Then you're incredibly lucky.

I work in a staff level IT role. A couple years back, I was applying for a job in South Carolina. One of the first questions the interviewer asked me was "how do I feel about being managed by someone younger than myself?" I had maybe three to four years of total experience then, and was in my late 20s.

One of my previous employers was a Boston based tech company that is not a household name. The senior manager of my department (who was in his mid-40s) who had the final say on hiring staff systems analysts/engineers had a de facto policy in place.

1) At least five years of total experience, but not fewer than two and no more than five at any one place. Someone with fewer than two at any one place was considering a job hopper - more than five, and they were viewed as too set in their ways and "inflexible."

This basically excluded all candidates 30+ who had worked their way up at one employer.

2) He'd only interview candidates from the top engineering schools at first. In Boston, we'd get passed over for bigger tech names from the top engineering schools. In Indianapolis, that meant Purdue. They would interview other options only if not receiving candidates from top schools.

IMO, if you're ten or even five years out of school, what you've done in the workforce since then is more important than a marquee academic brand.

3) You had to pass an analytical test to even be considered. This was a blanket policy set from the founder/CEO. Only about 15% of the candidates passed this test. This culled probably at least a dozen otherwise eminently qualified candidates at our satellite office we really liked and who probably would have succeeded, but could not be hired.

4) That senior manager was Indian, and preferred mostly H-1B Indian candidates. The workforce was HQ was predominantly Indian, with a smattering of white/Chinese men thrown in there too. Our local office was probably 50/50 Indian/US natives. There were only (I think) two women who passed through our satellite office and probably 15-20 people worked there while I was there. HQ had even fewer women.
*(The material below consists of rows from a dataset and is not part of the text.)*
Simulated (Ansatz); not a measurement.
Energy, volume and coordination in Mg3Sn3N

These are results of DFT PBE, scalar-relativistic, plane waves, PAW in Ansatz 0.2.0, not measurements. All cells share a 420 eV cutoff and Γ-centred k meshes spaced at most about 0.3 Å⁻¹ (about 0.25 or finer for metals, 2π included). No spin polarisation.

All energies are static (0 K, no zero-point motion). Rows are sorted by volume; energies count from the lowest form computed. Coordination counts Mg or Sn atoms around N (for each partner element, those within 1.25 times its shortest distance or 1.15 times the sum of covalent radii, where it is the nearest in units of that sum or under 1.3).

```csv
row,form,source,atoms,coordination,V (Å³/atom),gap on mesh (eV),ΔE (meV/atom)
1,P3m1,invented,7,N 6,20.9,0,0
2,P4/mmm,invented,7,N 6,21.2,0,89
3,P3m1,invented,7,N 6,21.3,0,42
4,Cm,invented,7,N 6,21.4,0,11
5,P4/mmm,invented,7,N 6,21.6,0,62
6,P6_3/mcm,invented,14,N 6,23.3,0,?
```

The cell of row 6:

If someone wasn't promoted to senior in five years or so, they were either given the boot or reassigned to other departments. A native US staff member who was employed in the role for four years was basically demoted to entry-level support specialist and reassigned to the customer facing help desk. Some other staff were reassigned the worst clients, then resigned. Others were fired for basically BS reasons.

I think the longest tenured employee had been with the company about eight years, was a senior, and probably 50+. Other than the site manager, no one at my satellite office was over 40 - most of us were under 35.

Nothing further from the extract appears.